What is Motherloss?
An article about the effects of a daughter losing her mother. The loss of a mother is never easy, but it can be devastating.
Motherloss is, in part, the absence of the maternal parent, through some form of loss. Some experience motherloss through death, some through physical separation or emotional separation. Others experience motherloss through mental illness, abandonment, neglect or abuse.
When adult women lose their mother, there is a sense of expectancy, as it is a natural part of the life cycle process. When a young girl loses her mother, there is a shift internally. She begins to try to identify and define that part of self which is feminine and maternal, that which will make up a large part of her eventual identity. She must try to do so alone.
For the girls who do not have a mother figure to assist them, there can be a radical difference in the way their personality develops, which can impact every developmental milestone into adulthood. Mothers generally provide a secure framework out of which self-identity is formed. When this is removed from a young girl's life, there is an early maturation process that takes place. What can sometimes be compromised are other necessary developmental building blocks, such as self-esteem, self-identity, peer and age appropriate developmental skills, as well as intimacy, attachments, perceptions of adequacy and values.
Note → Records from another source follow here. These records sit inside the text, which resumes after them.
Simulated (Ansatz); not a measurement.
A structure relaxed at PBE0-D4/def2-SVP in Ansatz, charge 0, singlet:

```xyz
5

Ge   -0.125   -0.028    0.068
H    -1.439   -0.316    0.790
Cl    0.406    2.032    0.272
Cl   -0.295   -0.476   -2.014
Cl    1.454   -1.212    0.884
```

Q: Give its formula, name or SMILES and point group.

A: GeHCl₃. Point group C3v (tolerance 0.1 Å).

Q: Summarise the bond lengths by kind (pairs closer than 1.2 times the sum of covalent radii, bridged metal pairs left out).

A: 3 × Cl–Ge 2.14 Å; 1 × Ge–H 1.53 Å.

The loss of a parent as an adolescent affects each individual differently, however, the effects can last a lifetime if not addressed. Sometimes it can be as subtle as recurring dating issues or even typical daily conversation abilities. Sometimes it can be as profound as being able to communicate with your own children, or worse, attaching to them. In rare occasions, it may cause a trauma-like state, causing the individual to block out much of the undesired or painful memories. In this situation, the person may not be able to function in areas well with mild to severe difficulty in many areas of life and no seeming reason for any of it. Too many times these individuals are lumped together in categories that would leave others to presume instability, troubled lives, or inability to perform 'normal' functions. Often, this only serves to exclude them from perceived 'healthy' peers, which only exacerbates the already existing issues. We call this comorbidity, and this is the ripple in the pond that reaches far and deep, even if the surface only looks slightly rippled.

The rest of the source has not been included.